African American artist exhibit at Peltz Gallery

Written by admin   // January 20, 2011   // 0 Comments

Pooer on Bass by Brad Bernard

by Taki S. Raton

“Vision, Voices, Viewpoints and Victories of African American Artists” is the theme highlighting the exhibit reception to be held Friday, January 21 at the Peltz Gallery, 1119 East Knapp Street beginning at 6 p.m.

Curated by nationally and internationally known local artist Della Wells, this prominently anticipated gallery night opening features the outstanding work of 31 African American artists, 21 of which are from Wisconsin.  Eminent local artists selected for this exhibition include Evelyn Patricia Terry, Reginald Baylor, Brad Bernard, Portia Cobb, George McCormick, Sharon Kerry-Harlan, Darlene LaMar and Wells to cite a few.

“Peltz Gallery had an extremely well received African American artist show in 2007.  We thought it was time for a new show and we are so happy that Della Wells was willing and able to be our guest curator,” says gallery owner and director Cissie Peltz.

She adds that some of the artists from 2007 have been invited back with new works for this exhibit and that “Della has introduced us to many artists in Milwaukee and around the country to fill the gallery with colorful and exciting work.”

Exhibitors include artists who are self taught such as Wells along with those who are professionally trained and university visual art professors.  Widely acclaimed local artist Brad Bernard will present canvasses from his latest series, “Blues Route”:

“The development of this body of work serves as a visual documentation of hill country, delta blues and gospel musicians that I have seen perform over the course of seven years while living in Mississippi,” says the Mount Mary College art professor.

The imagery of road maps and quilts are used in Bernard’s series to represent the travel of leaving and eventually returning home.

“Although many blues musicians have been known and performed internationally, they often choose to remain or reside close to their place of birth, never forgetting where they came from and always returning home from where they have been,” he adds.

After moving to Milwaukee 11 years ago, Beloit College Art Professor George Williams, Jr. exhibits in his second show, “Current Tendencies: Ten Artists from Wisconsin” at Marquette University’s Haggerty Museum in 2009.  Williams would additionally earn the distinction of becoming the first African American professor to receive tenure at Beloit College.

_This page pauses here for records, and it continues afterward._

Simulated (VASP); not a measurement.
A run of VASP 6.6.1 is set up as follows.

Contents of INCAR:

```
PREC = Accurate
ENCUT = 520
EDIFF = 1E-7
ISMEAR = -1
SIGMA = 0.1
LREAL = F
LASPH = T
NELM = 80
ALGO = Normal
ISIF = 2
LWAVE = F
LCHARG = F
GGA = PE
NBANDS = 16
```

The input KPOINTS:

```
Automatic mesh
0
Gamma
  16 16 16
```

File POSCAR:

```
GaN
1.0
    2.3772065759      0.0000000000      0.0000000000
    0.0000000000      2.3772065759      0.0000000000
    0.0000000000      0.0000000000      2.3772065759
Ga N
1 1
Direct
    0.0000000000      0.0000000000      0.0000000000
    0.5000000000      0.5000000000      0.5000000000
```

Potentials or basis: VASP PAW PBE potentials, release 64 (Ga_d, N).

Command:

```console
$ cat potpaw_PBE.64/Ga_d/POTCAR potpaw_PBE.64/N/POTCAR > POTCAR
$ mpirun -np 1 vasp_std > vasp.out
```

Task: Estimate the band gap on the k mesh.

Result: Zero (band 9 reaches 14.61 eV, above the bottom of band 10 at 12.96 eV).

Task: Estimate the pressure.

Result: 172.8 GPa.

Reflecting a commendable broad range of national invitational showings numbering a biographical notation of 21 exhibitions from such venues as the San Diego Art Institute in 1996 to Beloit’s Wright Museum of Art in 2007, Williams canvases will be included in the Peltz “Vision, Voices” selection along with the works of University of Wisconsin – Parkside Associate Professor of Art Trenton Baylor, the famed silhouetted renditions of renown artists Kara Walker, the fabric creations of Sonji Hunt and the quilt designs of Trish Williams.

Walker, Trish Williams, George Williams, and Chrys Carroll, Willie Cole, Jamea Edwards, Zeph Farmby, Sam Gilliam, Alison Saar, and Kehinde Wiley list the exhibitors in the Peltz showing who are nationally received artists from locals other than Wisconsin.

“In bringing all the artists for ‘Visions, Voices, Viewpoints and Victories of African American Artists,’ my goal was to give the viewer a glimpse into what African American artists are producing particularly here in Wisconsin,” says curator Wells.

She adds that the art chosen for this exhibition was not selected simply because the artists were African American, “but because each of the artists has a definite vision, voice and viewpoint.  And like many artists in our western culture, African American artists fight for victories to have their artistic visions seen and understood.”

Wells is the founder of ABEA – African American Artist Beginning to Educate Americans About African American Art.”

An art advocacy group comprised of artists and art supporters dedicated to contributing to cultural enrichment by educating communities about African American art and artists, ABEA since its 2001 inception strives to provide art related services and create opportunities for all artists to work together for prosperity and growth.